Last Night

Last Morning

By Dan Bertolet September 6, 2010



I don't set my alarm clock very often, but somehow yesterday morning it went off at 7am, and my dark, peaceful bedroom was infiltrated by this:
We stand on the cusp of one of the bleakest periods in human history, when the bright lights of a civilization blink out, and we descend for decades, if not centuries, into barbarity... As long as the mass of bewildered and frightened people, fed electronic images that permit them to perpetually hallucinate, exist in this state of barbarism, they may periodically strike out with a blind fury against increased state repression, growing poverty, and food shortages, but they will lack the ability and self confidence to challenge, in big and small ways, the structures of control. The fantasy of widespread popular revolt and mass movements breaking the hegemony of the corporate state is just that---a fantasy.

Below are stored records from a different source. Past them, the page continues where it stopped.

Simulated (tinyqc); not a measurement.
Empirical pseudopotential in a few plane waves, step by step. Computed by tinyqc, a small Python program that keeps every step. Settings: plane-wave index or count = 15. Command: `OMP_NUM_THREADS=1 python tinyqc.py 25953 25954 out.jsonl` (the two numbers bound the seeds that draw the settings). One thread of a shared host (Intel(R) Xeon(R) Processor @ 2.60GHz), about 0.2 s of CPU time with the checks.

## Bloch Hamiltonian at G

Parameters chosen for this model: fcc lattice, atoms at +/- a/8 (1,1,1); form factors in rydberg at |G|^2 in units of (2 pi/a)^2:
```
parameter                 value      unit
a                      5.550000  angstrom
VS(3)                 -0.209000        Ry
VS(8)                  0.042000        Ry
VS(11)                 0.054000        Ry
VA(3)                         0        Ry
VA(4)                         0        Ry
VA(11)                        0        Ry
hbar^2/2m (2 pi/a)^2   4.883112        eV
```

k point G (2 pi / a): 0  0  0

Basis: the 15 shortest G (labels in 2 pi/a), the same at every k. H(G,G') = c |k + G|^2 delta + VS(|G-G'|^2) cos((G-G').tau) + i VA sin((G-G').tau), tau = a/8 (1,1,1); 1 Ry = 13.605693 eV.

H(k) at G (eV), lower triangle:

I didn't budge for the next 40 minutes as the speaker kept it coming, hardcore. Turns out it was author and journalist Chris Hedges speaking to Veterans for Peace, a speech that was aired on KEXP's Mind Over Matters
show (watch the full video here).

Hedges is the kind of thinker who makes me feel like a mental midget and naive optimist for being so obsessed with local, sustainable development. Undaunted, he spells out circumstances most of us would prefer to ignore, prospects likely to trump and negate our best intentions:
Too many opposition movements buy into the facade of electoral politics, parliaments, constitutions, bills of rights, lobbying, and the appearance of a rational economy. The levers of power have been so contaminated that the needs and voices of citizens have become irrelevant, and the election of Barack Obama was yet another triumph of propaganda over substance, and a skillful manipulation and betrayal of the public by the mass media. We mistook style and ethnicity, an advertising tactic pioneered by the United Colors of Benetton and Calvin Klein, for progressive politics and genuine change... Obama, now a global celebrity, is a brand... The Obama campaign was named Advertising Age's marketer of the year for 2008, and edged out runners up Apple and Zappos. Take it from the professionals: Brand Obama is a marketer's dream. President Obama does one thing, and brand Obama gets you to believe another.

Last I checked, criticizing Obama still doesn't qualify as polite liberal dinner conversation. Nor does this:
We can march in Copenhagen, we can join Bill McKibben's valiant worldwide day of climate protests, we can compost in our back yards, and hang our laundry out to dry, we can write letters to our elected officials, and vote for Barack Obama. But the power elite is impervious to the charade of democratic participation. Power is in hands of moral and intellectual trolls, who are ruthlessly creating a system of neofeudalism, and killing the ecosystem that sustains the human species.

Want more?
A self regulating market, Karl Polanyi wrote in 1944, turns human beings and the natural environment into commodities, a situation the ensures the destruction, of both society and the natural world. A society that no longer recognizes that nature and human life have a sacred dimension and intrinsic value beyond monetary value commits collective suicide. Such societies cannabalize themselves until they die. And that is what we are undergoing.

At this point you may be thinking, okay okay, I get it, but what the hell do we do about it? In a word, says Hedges, resist:
The indifference to the plight of others, and the supreme elevation of the self is what the corporate state seeks to instill in us. It uses fear, as well as hedonism to thwart human compassion. We will have to continue to battle the mechanisms of the dominant culture, if for no other reason than to preserve, through small, even tiny acts, our common humanity... Hope endures even in these often imperceptible acts of defiance. This defiance, this capacity to say no, is what the psychopathic forces in control of our power systems are seeking to eradicate. As long as we are willing to defy these forces, we have a chance, if not for ourselves, then at least for those who follow. And as long as we defy these forces, we remain alive. And for now that may be the only victory possible.